The Irish: A Photohistory
To cover 100 years of Irish history in one volume of photographs is a daunting undertaking. The period from 1840 to 1940 in Ireland saw one of the greatest catastrophes of the century—The Great Famine—and included insurrection, partition, independence, and as if all that were not enough, civil war.
In their book The Irish: A Photohistory Sean Sexton and Christine Kinealy have taken on this mammoth task and succeeded in capturing the essence of that turbulent century.
It is a heartbreaking tale of a people desperately trying to survive in harsh poverty at the whim of absentee landlords, some of whose agents acted with unimaginable cruelty. The early photographs capture this life in all its bleak intensity. The camera records women trying to cultivate stony fields and grinding urban poverty.
At the other end of the social scale, the life of the landed gentry is recorded. Their opulent mansions and gorgeous clothes contrast, almost cruelly, with the meager lives of the tenants and workers on their lands.
The authors argue that photographs “. . . challenge or confirm our perceptions of Ireland between 1840 and 1940 by providing fuller and more nuanced information than many written records. The collection of photographs presented here fully attests to the ability of the image to express what is so often inexpressible in the written word.”
We are left to weigh whatever perceptions we have or may have had of Ireland's history against these compelling photographs, and the accompanying narrative presses home their emotional impact. To read about eviction is one thing, but to see those evicted sitting in the rubble of houses that have been razed with battering rams is quite another.

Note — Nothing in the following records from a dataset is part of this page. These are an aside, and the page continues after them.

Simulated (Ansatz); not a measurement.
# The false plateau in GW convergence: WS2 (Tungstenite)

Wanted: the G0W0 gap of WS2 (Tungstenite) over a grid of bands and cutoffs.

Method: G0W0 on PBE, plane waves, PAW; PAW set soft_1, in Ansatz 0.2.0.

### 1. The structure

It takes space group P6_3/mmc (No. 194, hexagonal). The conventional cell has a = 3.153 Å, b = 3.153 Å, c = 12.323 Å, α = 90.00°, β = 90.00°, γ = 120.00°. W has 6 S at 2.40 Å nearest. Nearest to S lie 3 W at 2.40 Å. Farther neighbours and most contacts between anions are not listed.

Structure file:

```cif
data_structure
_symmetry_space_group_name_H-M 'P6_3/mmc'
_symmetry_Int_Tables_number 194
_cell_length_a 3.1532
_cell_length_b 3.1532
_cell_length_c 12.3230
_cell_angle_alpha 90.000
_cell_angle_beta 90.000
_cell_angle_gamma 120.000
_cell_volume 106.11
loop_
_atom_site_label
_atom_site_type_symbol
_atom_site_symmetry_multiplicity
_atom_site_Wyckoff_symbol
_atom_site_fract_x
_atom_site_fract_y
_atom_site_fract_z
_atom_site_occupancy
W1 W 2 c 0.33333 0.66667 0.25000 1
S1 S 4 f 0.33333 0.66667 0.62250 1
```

Old photographs present a particular challenge in a world obsessed with Instagram and Photoshop manipulation. These old photographs were taken mostly with fixed wide-angle lenses. Their subjects are often far away, and their techniques are unfamiliar to a modern audience. It is, ironically, the unfamiliarity that makes these photographs so much more arresting.
We scrutinize them in a way we would not with modern photographs. With this book we are opening a door to history and peering through into a world we have never experienced. Every detail suddenly becomes important. The authors, for example, invite us to look at a photo of the imposing and ornate Orange Hall and then to notice the barefoot children on the street in front of it.
One of the heroes of this book must be Nicholas Burnett who identified the processes used in each of the photographs. The 19th century saw a bewildering variety of developing and printing methods and it is fascinating to see the differences between the different techniques. One of the joys of the book is to discover the beautiful early ambrotype portraits.
The book also helps us understand the challenges of early photographers: “The introduction of the dry-plate process in 1878, which meant that photographs did not have to be developed immediately, gave photographers relative freedom to move around, since they no longer had to carry their darkroom with them.”
It is hard to imagine the difficulties faced by a photographer traveling around Ireland in the 19th century and the book makes us realize we owe a huge debt of gratitude to the pioneers who recorded events and a way of life that would otherwise have been lost forever. This could not have been an easy task.
The sad irony of this book is that there are no photographs of the most seismic event in Irish history, The Great Famine. The scale of the famine and the effects of poverty and emigration almost beggar belief.
“In 1839, when the first photographs were taken in Ireland, it was one of the most densely populated countries in Europe, with over eight million inhabitants; one hundred years later, its population had fallen to under five million.”
One of the worst disasters in Europe went unrecorded by photographers. What is left, however, are the photographs of the ravaged faces of the survivors and the appalling conditions that followed.
This history is not always bleak. There are surprising and charming photographs: children playing, intimate scenes of domestic life, a woman breastfeeding. There are also some beautiful photographs by Christine Chichester, including a touching photograph of a group of dancers on a rock in the Arran Islands.
As the story moves into the later part of the 19th century we witness the growth of prosperity fuelled by the shipbuilding and linen industries of Belfast. It is easy to forget that Belfast, in the 19th century, was one of the great engines of the British Empire’s wealth and power. We see Belfast at the height of its power and the images underline the tragedy of its decline into sectarian mayhem in the latter part of the 20th century.
Any compendium of photographs must, by necessity, provide only a relatively shallow portrait of the subject matter and there are many moments in this book when we are tantalized by just a glimpse of something we want to see more of.
In a world where millions of photographs are uploaded hourly to photo sites, we have lost sight of the role of the curator. This book has been deftly curated to tell a complicated story and reminds us how important the role of curator is. These photographs of Ireland matter because they allow us to do something really important. They help us to understand history.